Description
This assignment may be done in groups of two.
In this assignment, you will implement a tool for gathering statistics about SML code. Rather than
implementing your tool from scratch, you will implement it as a lexer, using a lexer generator. Instead of
the lexer passing tokens to a parser, it will gather statistics about each token and print a summary at the
end.
To implement your lexer, follow the following steps:
1. Download and install flex, a free and open source lexer generator. On some Linux systems, you
can install it using your package manager (e.g., sudo apt-get install flex). For Windows
systems, you can obtain it this link: http://gnuwin32.sourceforge.net/packages/flex.htm.
2. Edit the provided file stat.flex to implement your lexer. A rule for the datatype keyword is
provided for you as an example. Edit the file to implement the additional rules. In particular, you
need to support the following subset of SML’s lexical categories:
a. Keywords for some language constructs: these include the words datatype, of, val, fun,
fn, let, in, end, if, then, else, orelse, andalso, case. These can be used to gather statistics
about the corresponding language constructs.
b. Keywords for built-in types: these include the keywords int, bool, string. You do not need
to collect statistics about these keywords, but you need to recognize them (i.e., accept
code the uses them).
c. Operators: these include:
i. Arithmetic operators (or keywords for arithmetic operations): “+”, “-“, “*”, div,
mod. You can consider all occurrences of “*” to be arithmetic operators. In
practice, “*” is also used to write tuple types, but these occurrences cannot be
distinguished by a lexer and require parsing.
ii. Relational operators: “<=”, “>=”, “<“, “>”, “=”.
iii. “Other” operators: “::”, “=>”, “|”. You do not need to collect statistics about these
keywords, but you need to recognize them (i.e., accept code the uses them).
d. Separators: these include: “:”, “.”, “[“, “]”, “,”, “(“, “)”, “;”.
e. Constants: these include:
i. Integer constants which may contain an arbitrary number of numeric characters
ii. Boolean constants which may be the keywords true or false
iii. String Constants which start and end with double-quotes and may contain any
number of characters. You must support escaped double-quote characters (\”).
(Hint: Do not use regular expressions to match the entire string constant. Instead,
match a double quote and use the action to read the entire string until you reach
the next unescaped double-quote character. You can call the built-in input()
function to read the next character in the stream. You will need to surround your
action with curly braces { } since it will need to contain control flow constructs.)
f. Identifiers: which may start with any alphabetical character or underscore, and may
contain any number of alphabetical characters, numeric characters, underscores, and
apostrophes.
g. Comments: which start with “(*”, end with “*)”, and may contain any number of
characters in between. You do not need to support nested comments. (Hint: Do not use
regular expressions to match the entire comment. Instead, match “(*” and use the action
to read the entire comment until you reach “*)”. You can call the built-in input() function
to read the next character in the stream. You can call the built-in unput(char) function
to return a character to the stream after reading it. You will need to surround your action
with curly braces { } since it will need to contain control flow constructs.)

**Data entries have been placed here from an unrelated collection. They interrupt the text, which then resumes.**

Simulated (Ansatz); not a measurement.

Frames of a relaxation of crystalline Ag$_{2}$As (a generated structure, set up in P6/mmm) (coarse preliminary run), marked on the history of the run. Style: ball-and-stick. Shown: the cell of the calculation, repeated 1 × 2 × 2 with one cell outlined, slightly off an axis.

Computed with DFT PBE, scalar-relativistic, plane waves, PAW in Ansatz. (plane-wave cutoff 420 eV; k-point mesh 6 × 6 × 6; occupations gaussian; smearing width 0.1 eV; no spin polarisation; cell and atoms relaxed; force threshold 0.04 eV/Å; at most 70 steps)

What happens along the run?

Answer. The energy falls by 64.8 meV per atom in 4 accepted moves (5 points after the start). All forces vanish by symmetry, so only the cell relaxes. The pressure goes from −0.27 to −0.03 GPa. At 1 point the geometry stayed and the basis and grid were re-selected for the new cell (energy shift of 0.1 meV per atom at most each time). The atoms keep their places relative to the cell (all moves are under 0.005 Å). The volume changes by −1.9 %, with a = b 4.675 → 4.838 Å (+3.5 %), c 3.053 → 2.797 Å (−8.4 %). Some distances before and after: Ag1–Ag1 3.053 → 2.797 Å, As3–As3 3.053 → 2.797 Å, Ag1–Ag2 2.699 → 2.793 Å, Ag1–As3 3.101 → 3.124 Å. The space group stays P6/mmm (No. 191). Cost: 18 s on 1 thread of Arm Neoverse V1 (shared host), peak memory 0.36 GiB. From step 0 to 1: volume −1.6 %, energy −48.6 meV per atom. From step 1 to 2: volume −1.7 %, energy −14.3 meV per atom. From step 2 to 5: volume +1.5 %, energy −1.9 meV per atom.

h. Whitespace: which includes space, tab (\t), new line (\n), and carriage return (\r). New
lines are useful for counting the number of lines while the remaining types of whitespace
should be recognized and ignored.
3. When you are done editing stat.flex, use flex to generate the lexer code by executing the
following command in the command line:
flex stat.flex
You may need to provide the full path to where you installed flex on your computer. This
command will generate a C file called lex.yy.c that contains the implementation of your lexer.
4. Compile lex.yy.c using any C compiler of your choice. The generated binary is your code
statistics tool.
5. Test your program. The generated binary takes the input file name as an argument (test.sml by
default). You are provided with the following reference files to help test your tool: testreference.sml and test-reference.txt. Executing your tool with test-reference.sml as
input should generate output identical to that in test-reference.txt.
Submission Instructions
Submit your modified stat.flex file via Moodle. Do not submit any other files or compressed folders.
Make sure to include a comment in the file with your name and AUBnet ID (e.g., abc01). If you did the
assignment in a group of two, only one group member should submit. In this case, make sure to include
both group members’ names and AUBnet IDs in the file.